Cooperation is becoming necessary to get almost any work done. The majority of people use social tools at work, to communicate with customers, or for professional development. Cooperation differs from collaboration. Cooperation is sharing freely without any expectation of direct reciprocation. It’s what most people do naturally. Mobile enables wider cooperation by being continuously available. Cooperation drives the networked enterprise — customers, suppliers, partners, and beyond. Cooperation strengthens networks by increasing trust between people (nodes). As work gets more complex and value more intangible, cooperation across previous boundaries of time and space will change the nature of work, from place, to activity.

Mobile also provides complementary tools for sense-making, an essential skill not just for work in the network era, but for life. Clark Quinn writes, “That’s why mobile makes so much sense: it decouples that complementary capability from the desktop, and untethers our outboard brain.” If you believe that work is learning and learning is the work, then mobile work requires mobile learning. The future of learning is Social, Cooperative and especially Mobile (SoCoMo).


This post is brought to you by Mobile Enterprise 360 Community and Citrix

Note: I retained editorial control and take full responsibility for what is posted. Contract writing is one of the ways I make my living.

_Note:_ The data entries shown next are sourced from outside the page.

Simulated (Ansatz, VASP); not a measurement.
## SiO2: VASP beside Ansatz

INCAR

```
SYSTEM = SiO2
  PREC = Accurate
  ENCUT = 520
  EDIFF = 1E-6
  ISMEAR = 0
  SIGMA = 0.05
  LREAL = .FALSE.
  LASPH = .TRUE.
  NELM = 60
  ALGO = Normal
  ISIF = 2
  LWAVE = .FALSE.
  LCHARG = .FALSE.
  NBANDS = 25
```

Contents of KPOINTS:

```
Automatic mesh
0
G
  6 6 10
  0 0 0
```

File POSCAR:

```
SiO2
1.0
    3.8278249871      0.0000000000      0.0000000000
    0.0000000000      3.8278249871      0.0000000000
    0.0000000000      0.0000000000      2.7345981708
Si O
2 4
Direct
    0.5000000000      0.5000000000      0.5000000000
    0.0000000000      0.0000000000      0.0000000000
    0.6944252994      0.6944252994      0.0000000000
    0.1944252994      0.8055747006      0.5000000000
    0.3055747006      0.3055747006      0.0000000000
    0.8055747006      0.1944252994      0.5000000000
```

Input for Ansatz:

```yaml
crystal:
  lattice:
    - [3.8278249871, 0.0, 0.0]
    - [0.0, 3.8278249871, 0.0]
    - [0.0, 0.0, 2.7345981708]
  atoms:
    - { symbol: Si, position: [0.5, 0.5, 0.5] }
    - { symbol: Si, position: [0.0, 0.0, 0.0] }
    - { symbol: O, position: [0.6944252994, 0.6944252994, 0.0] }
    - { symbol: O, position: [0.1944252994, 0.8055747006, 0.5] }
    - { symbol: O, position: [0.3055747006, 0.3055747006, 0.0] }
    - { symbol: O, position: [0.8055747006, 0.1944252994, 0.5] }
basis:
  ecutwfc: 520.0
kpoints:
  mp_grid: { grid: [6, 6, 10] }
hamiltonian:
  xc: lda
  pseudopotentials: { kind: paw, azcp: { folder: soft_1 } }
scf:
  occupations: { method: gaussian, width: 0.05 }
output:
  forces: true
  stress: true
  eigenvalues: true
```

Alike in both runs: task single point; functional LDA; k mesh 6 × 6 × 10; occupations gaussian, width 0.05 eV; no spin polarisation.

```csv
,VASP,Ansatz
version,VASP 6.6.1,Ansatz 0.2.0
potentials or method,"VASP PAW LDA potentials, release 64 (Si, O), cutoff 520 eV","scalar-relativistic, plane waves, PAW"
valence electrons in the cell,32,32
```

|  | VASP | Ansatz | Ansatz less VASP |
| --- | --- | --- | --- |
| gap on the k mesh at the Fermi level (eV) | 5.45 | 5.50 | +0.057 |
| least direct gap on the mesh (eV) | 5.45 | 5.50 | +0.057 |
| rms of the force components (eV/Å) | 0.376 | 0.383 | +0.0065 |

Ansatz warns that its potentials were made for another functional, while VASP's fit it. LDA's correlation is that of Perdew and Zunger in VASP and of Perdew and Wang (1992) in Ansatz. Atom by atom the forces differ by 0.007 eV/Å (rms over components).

5 Responses to “Social, Cooperative, Mobile”

  1. Ara Ohanian

    Harold, thanks for reiterating the SoCoMo vision and for reiterating why mobile plays such a crucial part. Just one question: if we turn our mobile devices off, do we stop working or does our work take on a different form?

    • Harold

      I think turning off your device is a good thing and may become even more common practice as we adapt to the mobile world and carve out time for reflection, concentration, and the connecting with the physical world.